SET VS. MULTISET TABLE in Teradata

We have two types of tables in Teradata, SET and Multiset table and the main difference of these table is SET table doesn’t allow duplicate row whereas Multiset table allows it, as below:

A set table does not allow any duplicate row in it.For example-

Insert into set_table values (1,2,3);
Insert into set_table values (2,3,4);

Insert into set_table values (1,2,3); –Not allowed

A Multiset table allows duplicate rows in it. For example-

Insert into multiset_table values (1,2,3);
Insert into multiset_table values (2,3,4);
Insert into multiset_table values (1,2,3); –Allowed

There is performance impact involved with SET table. A SET table does not allow duplicate row hence for every new row inserted or updated in the table, Teradata checks on violation of uniqueness constraint for each new row (inserted or updated)this is called duplicate row checking which may overhead on the resources and may cause serious performance issue if number of records are in large number.

To avoid the above performance issue, it is advised that to define UPI, USI or any other uniqueness constraint on any column in SET table.With uniqueness constraint defined on column level, duplicate check won’t happen for entire row rather it will happen on uniqueness constraint hence performance will improve.

Note:- DUPLICATE ROW CHECKS grows exponentially with the number of records per Primary Index(PI) values.

If we insert data using “Insert into table1 select * from table2”, then SET table will filter out duplicate records automatically and there will be no duplicate row error.

In case we insert data using “insert into table2 values” clause, it will check duplicate records and trough error if any duplicate records is there.

Here is an example which I have encountered with SET table-

A SET target table was defined with NUPI(Non-Unique primary index) and 80 million records and the query was trying to update 30 million rows in it. As it is defined as SET table, for each of 30 million rows Teradata was performing DUPLICATE ROW CHECK against the target table, just imagine what would be the impact on the system in such scenario.

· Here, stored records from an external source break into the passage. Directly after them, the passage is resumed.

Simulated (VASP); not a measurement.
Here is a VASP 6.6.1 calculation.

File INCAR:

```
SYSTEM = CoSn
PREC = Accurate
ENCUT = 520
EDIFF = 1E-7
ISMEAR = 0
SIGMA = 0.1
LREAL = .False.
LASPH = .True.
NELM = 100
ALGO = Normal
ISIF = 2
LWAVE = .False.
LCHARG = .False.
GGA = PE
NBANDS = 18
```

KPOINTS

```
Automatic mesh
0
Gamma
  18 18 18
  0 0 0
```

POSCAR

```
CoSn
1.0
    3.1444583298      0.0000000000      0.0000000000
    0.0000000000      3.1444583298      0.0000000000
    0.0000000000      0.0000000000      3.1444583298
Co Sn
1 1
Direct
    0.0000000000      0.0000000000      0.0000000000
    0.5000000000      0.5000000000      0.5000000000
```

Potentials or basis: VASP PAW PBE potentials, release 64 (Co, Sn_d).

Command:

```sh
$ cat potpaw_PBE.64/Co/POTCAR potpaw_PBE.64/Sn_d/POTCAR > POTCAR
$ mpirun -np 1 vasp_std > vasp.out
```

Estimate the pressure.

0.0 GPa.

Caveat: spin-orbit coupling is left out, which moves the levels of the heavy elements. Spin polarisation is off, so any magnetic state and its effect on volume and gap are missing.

If you change the table structure as MULTISET and incorporate group by clause in the source table, performance impact can be avoided as Teradata will bypass the duplicate row checks.

Below is the performance result for the update statement-

Teradata Set vs Multiset

 

From the above example we get to know, how wrong choice of table structure can impact the system.

It is highly recommended to define target table as Multiset table if we are using any GROUP BY or QUALIFY clause on the source table.